Compared to the original multi-head attention version, the Mamba-powered version runs faster, but also overfits a lot more. Meaning that losses on the validation set bottom out sooner but higher with Mamba than with the vanilla multi-head attention.

So far, I've tried

...trying values expressed in your paper. But nothing I've tried seems to have any regularizing effect.

What Mamba parameters would you suggest tweaking to improve generalization?

Thanks!

chazzmoney commented 8 months ago

I’m very interested to see the response here from the authors, but I’ll say something potentially wrong.

i’m not familiar with the architecture used to create MIDI using the transformer mechanism, but in the original MAMBA paper they were pretty clear that continuous signals do not benefit form MAMBA, and that something like S4 seemed to outperform. So the performance you may be seeing may have less to do with regularization and more to do with the application of MAMBA to this problem.

tridao commented 8 months ago

You can use dropout, just like Transformers. It's not implemented here but you can add it.

ElliottDyson commented 7 months ago

You can use dropout, just like Transformers. It's not implemented here but you can add it.

This thread may be more useful if tagged as a feature request then? (Just for traceability to mitigate it from being lost)

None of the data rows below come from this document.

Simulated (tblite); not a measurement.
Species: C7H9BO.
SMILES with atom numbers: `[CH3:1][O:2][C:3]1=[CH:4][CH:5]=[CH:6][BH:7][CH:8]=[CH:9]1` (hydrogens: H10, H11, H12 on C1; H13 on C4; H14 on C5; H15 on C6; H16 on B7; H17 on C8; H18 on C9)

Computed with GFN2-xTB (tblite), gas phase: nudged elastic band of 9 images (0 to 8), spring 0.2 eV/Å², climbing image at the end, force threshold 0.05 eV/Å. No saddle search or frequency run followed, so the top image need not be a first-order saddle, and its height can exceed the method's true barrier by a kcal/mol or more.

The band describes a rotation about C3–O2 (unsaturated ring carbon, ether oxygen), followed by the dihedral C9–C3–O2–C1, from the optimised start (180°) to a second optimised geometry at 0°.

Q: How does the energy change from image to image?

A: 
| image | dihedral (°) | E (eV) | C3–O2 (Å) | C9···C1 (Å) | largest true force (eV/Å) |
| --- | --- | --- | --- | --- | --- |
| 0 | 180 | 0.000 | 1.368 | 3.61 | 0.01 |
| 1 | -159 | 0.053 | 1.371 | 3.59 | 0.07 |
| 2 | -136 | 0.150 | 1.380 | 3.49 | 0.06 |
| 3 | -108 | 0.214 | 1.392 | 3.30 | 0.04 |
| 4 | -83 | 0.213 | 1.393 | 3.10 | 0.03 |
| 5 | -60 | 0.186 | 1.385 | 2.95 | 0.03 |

Anri-Lombard commented 2 months ago

This is still an issue; I trained the model on 10 epochs for a specific use case and the loss just decreases drastically to overfit quickly Screenshot 2024-07-06 at 15 52 09

Anri-Lombard commented 2 months ago

Has anyone implemented this with some success?

windsornguyen commented 2 months ago

I find that adding dropout decreases performance for state space models. Does anyone else also observe this phenomenon?

Anri-Lombard commented 2 months ago

I added dropout and it actually improved performance for me. training_convergence

Anri-Lombard commented 2 months ago

Although MAMBA still does very bad in my use case, it just learned better.